As well as benefitting from the split in the vote between the Republican Party and the Progressives, Wilson was better able to capture the public mood with its demand for more progressive policies. By comparison, the official Progressivist platform seemed much less progressive in certain respects than that put forward by the Democrats. Whereas Wilson thought that all trusts were bad, for example, Roosevelt always drew a distinction between good trusts and bad trusts, not always convincingly.
Wilson's so-called New Freedom proved to be more palatable to the American people than Roosevelt's New Nationalism. Wilson believed that if big business were deprived of its artificial legal advantages such as trusts, then competition would flourish, diminishing the need for government intervention. Roosevelt, on the other hand, envisaged a more active role for government, seeing it as a trustee for the American people, controlling and supervising the economy in the public interest.
This was one policy—unlike their position on trusts—where the Progressives were a good deal more radical than the Democrats, but Roosevelt's vision of what central government should look like found little favor with the electorate, especially by comparison with Wilson's more conservative approach.
The biggest factor contributing to Woodrow Wilson's election in 1912 was the emergence of Theodore Roosevelt's Progressive, or "Bull Moose" Party. This is a classic example of a so-called "bolter" party, in that Roosevelt left the Republican Party (and its incumbent/Roosevelt's successor, President William Howard Taft) and took many of its more Progressive members with him. Roosevelt believed that Taft had abandoned most of his Progressive reforms. So the Republican vote was divided among Taft and Roosevelt.

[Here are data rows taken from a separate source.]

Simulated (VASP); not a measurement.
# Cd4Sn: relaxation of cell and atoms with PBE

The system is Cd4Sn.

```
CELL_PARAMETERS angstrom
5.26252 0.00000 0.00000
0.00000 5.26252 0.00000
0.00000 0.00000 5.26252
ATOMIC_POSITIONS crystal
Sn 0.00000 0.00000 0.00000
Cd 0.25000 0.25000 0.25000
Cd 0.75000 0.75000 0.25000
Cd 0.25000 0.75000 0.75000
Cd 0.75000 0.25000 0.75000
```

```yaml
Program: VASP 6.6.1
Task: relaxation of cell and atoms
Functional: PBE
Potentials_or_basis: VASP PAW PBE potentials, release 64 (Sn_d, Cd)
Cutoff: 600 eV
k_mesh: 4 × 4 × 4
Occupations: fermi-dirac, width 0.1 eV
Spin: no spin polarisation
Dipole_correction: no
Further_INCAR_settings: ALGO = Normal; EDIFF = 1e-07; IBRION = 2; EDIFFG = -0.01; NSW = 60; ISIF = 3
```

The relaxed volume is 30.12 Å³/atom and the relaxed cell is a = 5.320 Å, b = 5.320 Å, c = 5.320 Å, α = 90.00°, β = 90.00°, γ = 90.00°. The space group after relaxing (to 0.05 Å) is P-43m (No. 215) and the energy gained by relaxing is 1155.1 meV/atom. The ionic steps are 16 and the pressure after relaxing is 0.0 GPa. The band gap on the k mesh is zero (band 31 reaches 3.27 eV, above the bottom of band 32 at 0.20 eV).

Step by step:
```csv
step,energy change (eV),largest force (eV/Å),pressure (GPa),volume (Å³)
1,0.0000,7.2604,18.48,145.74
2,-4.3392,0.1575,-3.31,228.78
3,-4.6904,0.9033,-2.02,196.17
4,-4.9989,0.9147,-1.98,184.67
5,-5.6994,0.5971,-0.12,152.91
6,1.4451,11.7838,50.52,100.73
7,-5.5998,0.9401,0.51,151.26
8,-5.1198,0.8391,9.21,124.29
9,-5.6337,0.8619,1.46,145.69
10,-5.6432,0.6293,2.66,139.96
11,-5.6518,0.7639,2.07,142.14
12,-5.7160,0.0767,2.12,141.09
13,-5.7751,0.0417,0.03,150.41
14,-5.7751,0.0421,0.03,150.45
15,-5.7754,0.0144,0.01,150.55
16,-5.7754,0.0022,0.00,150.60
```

The key issue of the election was a difference between Roosevelt and Wilson over the proper role of government, especially in regulating monopolies. Both men and their supporters were Progressive in their beliefs, but Roosevelt's "New Nationalism" called for regulating the trusts through expanding the role of the federal government while Wilson's "New Freedom" was based on the idea that by breaking up monopolies, the government could actually remain minimal in size. When the election returns were in, Wilson received just under 6.3 million votes while Roosevelt got 4.1 million. Taft, on the other hand, got around 3.5 million, and Eugene Debs, the Socialist candidate, won just over 900,000. Wilson won 435 electoral votes, which gave him a comfortable margin of victory. But had the Republican vote been united, they likely would have won several states that Wilson otherwise took.